I remember Cris Carter saying this at the rookie symposium: He was at his best and most successful when he created the problem for himself. And what that means is, he would walk into the room, and he would have a chip on his shoulder from what he created, to where he would just look at a guy and say, man, that guy doesn’t like my mom, or that guy is trying to take food off my plate. I’m gonna go show him. That’s the little details of being a professional in this league, and how competitive it is to where eventually it just gets boring—you have to figure out how to create your own edge. Tom’s done an amazing job of that time and time and time again.

Don’t relax. Don’t coast. Don’t stop beating the dead horse. Compete, create your own edge, and conquer. 


SJWs destroy baseball Hall of Fame

Convergence has struck at baseball history, as SJW sportswriters vote to keep Curt Schilling out of the Hall of Fame:

Schilling is responsible for one of the great and iconic moments in baseball history. He was one of the all-time great postseason pitchers and had more than 3,000 regular-season strikeouts in his career.

Yet tonight, we’re going to find out if he has been passed over for the ninth time for a spot in the Baseball Hall of Fame. It’s going to be close. About 46 percent of the ballots have been made public and of those, Schilling is getting 75 percent of the vote. That number, 75 percent, is the minimum needed. But in the past, players on the borderline lose a percent or two when the ballots that weren’t made public are added in. 

In other words: Schilling probably won’t make it. And why is that? Because he likes Donald Trump. And because his support of things like what happened at the Capitol on Jan. 6 turns off baseball writers.

(UPDATE: Schilling did not make it. He received 71.1 percent.)

Cancel culture? Yes, if Schilling is canceled. He should definitely be in the Hall of Fame. But the baseball writers who vote on this want to be thought police, too.

This is a big moment for the Hall of Fame, and maybe for the whole idea of cancel culture. The Hall ballot says: “Voting shall be based upon the player’s record, playing ability, integrity, sportsmanship, character, and contributions to the team(s) on which the player played.’’

Voters — longtime baseball writers — have been struggling over the “integrity, sportsmanship, character” part for years. That’s why Pete Rose isn’t in. He bet on the game, which directly affected the integrity of the sport. Barry Bonds and Roger Clemens, accused in the steroid scandal, will likely not be voted in tonight either. They cheated the game.

But Schilling? He’s being kept out because the writers don’t like how he votes, how he thinks and how he talks. I’m not just guessing either. In the days before the Hall vote the past few years, this year included, writers have explained why they didn’t vote for Schilling.

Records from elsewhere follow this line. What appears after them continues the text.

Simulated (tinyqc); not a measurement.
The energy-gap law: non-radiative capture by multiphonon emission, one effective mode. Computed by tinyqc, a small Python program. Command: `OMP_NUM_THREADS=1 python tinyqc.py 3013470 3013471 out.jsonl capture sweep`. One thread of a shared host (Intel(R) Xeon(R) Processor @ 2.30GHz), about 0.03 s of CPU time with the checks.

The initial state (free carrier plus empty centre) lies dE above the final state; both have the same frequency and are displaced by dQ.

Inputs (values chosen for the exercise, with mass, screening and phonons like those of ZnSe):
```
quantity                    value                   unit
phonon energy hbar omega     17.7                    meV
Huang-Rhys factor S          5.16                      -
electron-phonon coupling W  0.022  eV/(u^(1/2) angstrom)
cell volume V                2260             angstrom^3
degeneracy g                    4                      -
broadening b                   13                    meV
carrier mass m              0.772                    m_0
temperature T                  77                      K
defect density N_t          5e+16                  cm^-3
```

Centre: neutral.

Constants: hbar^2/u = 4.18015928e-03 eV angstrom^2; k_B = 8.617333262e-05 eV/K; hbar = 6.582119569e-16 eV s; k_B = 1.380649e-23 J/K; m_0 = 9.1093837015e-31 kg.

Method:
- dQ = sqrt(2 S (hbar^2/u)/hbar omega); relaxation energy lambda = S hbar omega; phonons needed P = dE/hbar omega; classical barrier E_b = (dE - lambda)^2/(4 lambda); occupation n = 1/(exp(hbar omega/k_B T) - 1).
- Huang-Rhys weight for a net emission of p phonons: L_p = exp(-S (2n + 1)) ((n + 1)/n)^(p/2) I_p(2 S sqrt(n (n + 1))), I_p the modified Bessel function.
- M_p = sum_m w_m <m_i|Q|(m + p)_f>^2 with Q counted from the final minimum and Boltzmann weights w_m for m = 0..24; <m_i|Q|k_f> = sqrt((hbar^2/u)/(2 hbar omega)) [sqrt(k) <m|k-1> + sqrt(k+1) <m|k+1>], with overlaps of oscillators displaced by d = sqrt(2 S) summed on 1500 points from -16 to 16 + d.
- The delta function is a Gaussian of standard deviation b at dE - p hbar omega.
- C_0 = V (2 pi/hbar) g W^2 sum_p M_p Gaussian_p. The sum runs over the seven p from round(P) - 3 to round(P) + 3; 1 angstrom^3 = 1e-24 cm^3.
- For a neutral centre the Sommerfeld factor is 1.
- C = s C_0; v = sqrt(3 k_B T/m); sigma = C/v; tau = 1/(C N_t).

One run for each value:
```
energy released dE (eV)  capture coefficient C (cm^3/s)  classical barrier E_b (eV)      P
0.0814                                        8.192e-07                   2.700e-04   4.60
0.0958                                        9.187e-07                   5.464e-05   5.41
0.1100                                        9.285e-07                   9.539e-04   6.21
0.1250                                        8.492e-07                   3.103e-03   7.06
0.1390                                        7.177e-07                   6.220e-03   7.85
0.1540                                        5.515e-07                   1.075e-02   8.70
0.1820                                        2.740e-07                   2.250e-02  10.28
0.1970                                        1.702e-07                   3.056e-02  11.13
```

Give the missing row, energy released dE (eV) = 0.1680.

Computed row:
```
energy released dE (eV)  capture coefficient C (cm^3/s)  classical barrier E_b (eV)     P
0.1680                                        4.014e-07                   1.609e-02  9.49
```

As small and petty as this may be, if you haven’t grasped that the society in which you grew up in is now over, this should be another wake-up moment for you. This is not our culture, it is Zero History culture. We cannot live with the converged and they certainly don’t want to live with us.


Conflict is conflict

The Mamba mentality applies to law as well as basketball.

You will be surprised how often people do the same things. … And if you can learn people’s patterns, and you can learn their tendencies and habits, by watching them game after game, you’ll see that they do the same things, and you can take advantage of it. And you can manipulate that. 

– Kobe Bryant


Even icons are human

Apparently the legendary Hank Aaron was a massive Cleveland Browns fan.

Aaron was a huge Cleveland Browns fan. So huge that he used to buy single tickets in the Dawg Pound (the end zone with the crazy fans), fly from his Atlanta home to Cleveland on three or four Sunday mornings every autumn, bundle up, sit anonymously and alone in the stands, and fly back to Atlanta Sunday evening. Who knew? Ernie Accorsi, the GM of the Browns in the eighties, did. One summer day in 1986, at Browns training camp in Kirtland, Ohio, Accorsi thought he spied Aaron behind the ropes, watching practice with fans. Accorsi, a huge baseball fan, sidled up near Aaron and introduced himself. “I know you!” Aaron said. “It’s an honor to meet you.” That started a relationship that Accorsi, of course, was thrilled to have. “He told me he sat in the Dawg Pound, alone, for games, and I told him, ‘Hank, we can get you better seats than that.’ He said, ‘I don’t want ‘em. I love sitting there.’”

It’s always inspiring to see the celebrities who live their real lives instead of dwelling inside the falsity of fame. 


Choosing success

I still believe that Bill Belichick is the greatest NFL coach in history. But the results of this season make it clear that Tom Brady was not successful because of his coach in New England:

Sean Murphy-Bunting is 23 years old, and just 21 months ago he was a second-round pick out of Central Michigan. He spent his rookie year as a reserve corner on Bruce Arians’s first Buccaneers team, a group that hung around a while, but was kept out of the playoffs by consecutive losses to end the season.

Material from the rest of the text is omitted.